Each month the Bank of England releases figures on the amount of net lending to households. Net lending measures the additional amount of debt acquired by households in the month and so takes into account the amount of debt that households repay over the month. For some time now, the levels of net lending have been remarkably low. Over the first quarter of 2011, monthly net lending to households averaged £1.2 billion. This might sound like a lot of money and in many ways this is true. But, to put the weakness of this figure into perspective, the monthly average over the past ten years is £7 billion.

Household debt can be categorised as either secured debt or unsecured debt. The former is mortgage debt while the latter includes outstanding amounts due on credit and store cards, overdrafts and personal loans. Levels of net secured lending have averaged £1 billion per month over the first 3 months of 2011. This compares with a 10-year average of £5.8 billion per month. Levels of net unsecured lending have averaged £196 million per month over the first 3 months of 2011. This compares with a 10-year average of £1.2 billion per month. In 12 of the months between December 2008 and January 2011 net unsecured lending was actually negative. This means that the value of repayments was greater than new unsecured lending. Once bad debts are taken into account we observe from the autumn of 2008 almost persistent monthly falls in the stock of unsecured debt.

Weak levels of net lending reflect two significant factors. First, on the supply-side, lending levels remain constrained and credit criteria tight. Second, on the demand-side, households remain anxious during these incredibly uncertain times and would appear to have a very limited appetite for taking on additional credit.

Finally, a note on the stock of debt that we households collectively hold. The stock of household debt at the end of March 2011 was £1.45 trillion. This is £7.2 billion or 0.5% lower than in March 2010. The stock of secured debt has risen over this period by only £2.6 billion or 0.2%, while unsecured debt – also known as consumer credit – has fallen £9.9 billion or 4.5%. These figures help to reinforce the message that British households continue to consolidate their financial positions.


Latest data shows UK economy still sluggish Euronews (4/5/11)
Bank reveals weal lending on mortgages City A.M., Julian Harris (5/5/11)
Mortgage lending plummets by 60% Belfast Telegraph (5/5/11)
Mortgage lending down as borrowers repay debt thisismoney.co.uk (4/5/11)
Average UK household owes more than £50,000 in debts Mirror, Tricia Phillips (6/5/11)


Lending data are available from the Bank of England’s statistics publication, Monetary and Financial Statistics (Bankstats) (See Tables A5.2-A5.7).


  1. What is the difference between gross lending and net lending?
  2. What do you understand by a negative net lending number?
  3. What is the difference between net secured lending and net unsecured lending?
  4. What factors do you think help to explain the recent weakness in net lending?
  5. How would you expect the net lending figures in a year’s time to compare with those now?
  6. As of 31 March 2011, UK households had accumulated a stock of debt of £1.45 trillion. In what ways could we put this figure into context? Should we as economists be concerned?
  7. It is said that households are consolidating their financial position. What do you understand by this term and what factors have driven this consolidation?
  8. What are the implications for the wider economy of households consolidating their financial position?

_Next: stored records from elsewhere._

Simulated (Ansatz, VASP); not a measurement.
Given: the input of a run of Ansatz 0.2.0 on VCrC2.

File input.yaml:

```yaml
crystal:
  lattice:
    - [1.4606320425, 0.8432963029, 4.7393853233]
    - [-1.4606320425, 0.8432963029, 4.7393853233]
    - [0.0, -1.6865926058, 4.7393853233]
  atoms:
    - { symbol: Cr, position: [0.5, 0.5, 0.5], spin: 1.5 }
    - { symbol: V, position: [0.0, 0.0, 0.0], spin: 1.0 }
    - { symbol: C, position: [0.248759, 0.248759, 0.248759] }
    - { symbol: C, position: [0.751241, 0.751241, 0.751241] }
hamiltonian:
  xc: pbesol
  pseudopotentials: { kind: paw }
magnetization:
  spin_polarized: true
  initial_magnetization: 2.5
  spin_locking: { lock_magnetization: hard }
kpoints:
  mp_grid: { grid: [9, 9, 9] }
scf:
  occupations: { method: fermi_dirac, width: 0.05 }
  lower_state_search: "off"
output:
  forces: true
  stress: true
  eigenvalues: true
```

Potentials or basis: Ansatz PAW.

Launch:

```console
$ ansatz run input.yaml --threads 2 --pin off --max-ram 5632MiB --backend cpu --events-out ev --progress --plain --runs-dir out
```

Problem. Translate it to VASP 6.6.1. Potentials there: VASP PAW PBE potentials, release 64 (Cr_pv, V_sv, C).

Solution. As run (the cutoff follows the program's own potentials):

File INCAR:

There is a new craze sweeping across nations. We might call it the Consolidation Conga! Across the world, and, in particular Europe, government after government seems to be announcing plans to cut its budget deficit. But, with so much focus on governments’ plans for fiscal consolidation it would be all too easy to ignore evidence of consolidation in other sectors too. In the UK, the household sector continues to show a zest for the consolidation of its own finances.

Figures from the Bank of England show that during April net unsecured lending, i.e. lending through credit cards, overdrafts and personal loans less repayments, was again in negative territory, this time to the tune of £136 million. This means that the repayment of unsecured debt exceeded new unsecured lending by £136 million. When an allowance is made for unsecured debt ‘written off’ by financial institutions, we find that the stock of unsecured debt fell by £827 million.

April’s fall in the stock of unsecured debt means that the household sector’s stock of unsecured debt has now fallen for 11 months in a row. Over this period the stock of unsecured debt has fallen by £11.47 billion or by 4.9%. Some of this fall is clearly attributable to the ‘writing off’ of bad debts since net unsecured lending has been negative in only 6 of these 11 months. However, this should not detract from our central message of a consolidation by households of their finances. Indeed, the sum of net unsecured lending over these 11 months is -£459 million. In other words, over the period from June 2009 to April 2010 the household sector made a net repayment of unsecured debt of some £459 million.

While the stock of unsecured debt has fallen by £11.47 billion since last June to stand at £220.77 billion in April 2010, the household sector’s overall stock of debt has fallen too, although only by £178 million to £1,459.5 billion. The much smaller decrease in total debt reflects an increase in the stock of mortgage debt by £11.291 billion over the same period. But, there are two points to make here. Firstly, it is difficult to over-play the fact that the overall stock of household debt has fallen. If we look at the Bank of England’s monthly series which goes back to April 1993, the first monthly fall in the total stock of debt did not occur until October 2008. In other words, the norm has simply been for total household debt to increase.

The second point to make is that the growth in secured debt has slowed markedly. The stock of secured debt in April was only 0.9% higher than a year earlier. But, more than this, the Bank of England’s Housing Equity Withdrawal numbers show that since the second quarter of 2008 the household sector’s stock of secured borrowing has increased by less than we would have expected given the additional housing investment, i.e. money spent on moving costs, the purchase of newly built properties or expenditure on major home improvements. This has resulted in what we know as negative Housing Equity Withdrawal (HEW). This again is evidence that households too are consolidating.

The desire for the household sector to consolidate and to reduce its exposure to debt is pretty understandable, especially given these uncertain times. But, as we discuss in Has the tide turned for Keynesianism?, there are dangers for national and global aggregate demand of mass consolidation. It remains to be seen if we can really afford for so many to be dancing the Consolidation Conga!


Housing market on a knife edge with no sign of sustained recovery in lending Independent, David Prosser (3/6/10)
UK mortgage lending edges higher BBC News (2/6/10)
Mortgage data raise housing recovery fears Financial Times, Norma Cohen (2/6/10)
Mixed lending data point to stagnant housing markets Reuters (2/6/10)
Mortgage approvals slightly higher Press Association (3/6/10)


Lending to individuals Bank of England
Monetary and Financial Statistics (Bankstats) Bank of England (See Tables A5.1 to A5.7, in particular)
Housing equity withdrawal (HEW) statistical releases Bank of England


  1. What does a negative net lending figure indicate?
  2. If net lending is negative does this mean that the stock of debt is falling?
  3. What factors might be driving households to consolidate their finances?
  4. Discuss the potential economic benefits and dangers of households consolidating their finances.
  5. Of what significance is the extent of the household sector’s consolidation of its finances for: (i) the government and (ii) the Bank of England?